Photoshop Redo: Prettying Up a Period House
Uncovering the front porch and restoring facade details help a Queen Anne-style home assume its former shape
Decades of "updates" have stripped many an older home of its architectural integrity. Take this 1912 house in Huntington Station, New York. "The gambrel roof and the construction date suggest that this house was built in late Queen Anne style," says Chicago-based architect John Myefski. "But the elements that made it distinctive have been removed or covered up over the years."
Paring back the first floor to reveal the porch, which was enclosed at some point, and widening the entry portico would immediately improve the facade's proportions and make it more inviting, says Myefski. He also proposes some less pricey adjustments: period-appropriate square-cut shingles on the third story with fish-scale shingles above the cornice at the top to add texture. As Myefski points out, "It's a big project, but these changes could be made in phases, as budget permits."

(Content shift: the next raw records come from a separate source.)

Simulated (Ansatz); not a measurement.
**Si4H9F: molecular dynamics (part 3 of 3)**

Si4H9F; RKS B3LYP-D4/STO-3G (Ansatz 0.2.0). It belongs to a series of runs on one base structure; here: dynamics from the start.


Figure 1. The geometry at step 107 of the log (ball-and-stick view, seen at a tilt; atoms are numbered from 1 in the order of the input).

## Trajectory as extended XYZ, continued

The angle of the entry gable was modified to match the roofline above the third story.
The cornice animates the facade and provides a visual transition between the different types of siding above and below it.
Foundation plantings disguise the bare concrete foundation.
Traditional muntins make the windows look more like they may have when the house was built.
Sidelights help channel sunlight inside from the porch; slate-blue paint makes the door a handsome focal point.